I've just posted a Youtube video of a circuit I built -- a signal modulator based on an RF unbalanced diode mixer. This circuit uses the small non-linear response area of a single diode to create combinations of sum and difference frequencies of two input signals (or one input signal containing multiple overtones). Radio designers use this type of circuit to "downconvert" received RF signals to a lower intermediate frequency, which makes it a lot easier to design the radio's signal processing circuitry. We can use the same circuit for electronic music to generate non-harmonic overtones. (In the RF circuitry literature, there is a class of related circuits that all use diodes to do frequency mixing functions. What we call a "ring modulator" originated as a more sophisticated version of the circuit presented here.)

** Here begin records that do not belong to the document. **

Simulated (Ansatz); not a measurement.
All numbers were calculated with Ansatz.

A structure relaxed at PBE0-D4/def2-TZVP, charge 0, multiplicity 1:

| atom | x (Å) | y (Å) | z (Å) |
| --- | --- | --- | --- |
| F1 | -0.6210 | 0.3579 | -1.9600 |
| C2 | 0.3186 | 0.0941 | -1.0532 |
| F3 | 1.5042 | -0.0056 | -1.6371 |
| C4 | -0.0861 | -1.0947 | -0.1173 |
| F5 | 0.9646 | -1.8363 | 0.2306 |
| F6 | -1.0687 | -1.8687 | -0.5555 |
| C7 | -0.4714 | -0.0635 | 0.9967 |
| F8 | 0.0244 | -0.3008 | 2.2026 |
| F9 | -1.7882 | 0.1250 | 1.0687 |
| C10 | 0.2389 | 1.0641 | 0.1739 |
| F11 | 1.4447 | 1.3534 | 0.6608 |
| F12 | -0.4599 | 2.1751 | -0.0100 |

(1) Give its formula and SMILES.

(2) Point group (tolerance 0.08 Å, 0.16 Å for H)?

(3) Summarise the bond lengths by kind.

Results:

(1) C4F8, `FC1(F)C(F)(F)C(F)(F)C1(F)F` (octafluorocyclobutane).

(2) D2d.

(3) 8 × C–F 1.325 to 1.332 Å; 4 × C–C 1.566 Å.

Note that this circuit is not a clipping circuit. We are not allowing the input signal to make excursions to either the fully-off or fully-on regions of the diode's response. All of the effects you hear on the video stem from the signal being in the diode's non-linear response corner. If you watch the scope in the video, you will notice that there is no clipping visible.
Here is a schematic of the circuit, as built. Double click to see a larger version:
How it works: The two 33K resistors serve as a passive audio combiner (okay, a mixer, but don't let that usage get you confused). The 100K pot is used to reduce the signal to a low level; the circuit is designed to take signals at up to modular-synth voltage ranges. The pot has to trim the input level down to the neighborhood of 0.2V peak-to-peak. In the center of the circuit, the 22K and 220 ohm resistors and the 5K pot form a voltage divider, which adds an offset voltage to the signal passing into that part of the circuit through the leftmost capacitor.
The 5K pot is used to trim the voltage divider to about 0.5V, which puts it in the center of the "corner" area of the diode's response, which ranges from about 0.35V up to the 0.65V level at which the diode is fully conducting. The input signal, if properly attenuated, will be 0.4 to 0.6V peak-to-peak when added to this offset. It then excites the non-linear response range of the diode, generating various sum and difference frequencies.
The opamp is just to boost the signal back up to modular voltage levels. The cap on the right keeps the DC offset out of the opamp's input. The two resistors in the feedback loop set the opamp's gain at 10. The 100K resistor on the input is to bleed off the opamp's input leakage current, which would create a DC offset in the output otherwise (found this out the hard way). There is no particular reason why I used a LM358, other than that's what I had; a TL07x would probably do just as well.
There are a couple of things that I would have done differently if I had had the parts available. Both of the pots had little useable adjustment range, and the input attenuator really needs an audio taper pot. Before I built the circuit, I had calculated 50K for that pot, which might still be too much. The bottom end of the voltage divider was supposed to consist of a 400-ohm fixed resistor and a 1K pot. A 220-ohm resistor was the nearest value I had for the fixed resistor; with that value, the pot is right at 1K for 0.5V, and some of the pot's range is above the diode's conducting voltage at 0.65V. The 4.7 uF DC blocking caps are a bit large; when the voltage divider is adjusted, it takes the circuit several seconds to settle down.
Here's the breadboard. Signal flow is from right to left:
Next step: panelize this. I'll built it on a piece of stripboard, and figure out a way to mount it to a panel. The panel will have two inputs and one output. Controls will consist of the input attenuation and voltage divider adjustment; I might put in a bar graph display for the latter.
1 comment:
unfortunatley, i failed to hear any such ring modulated sounds. it really just sounds like mixing the two signals together and any sort of effects being accomplished are the beatings of the two frequencies at differn't intervals.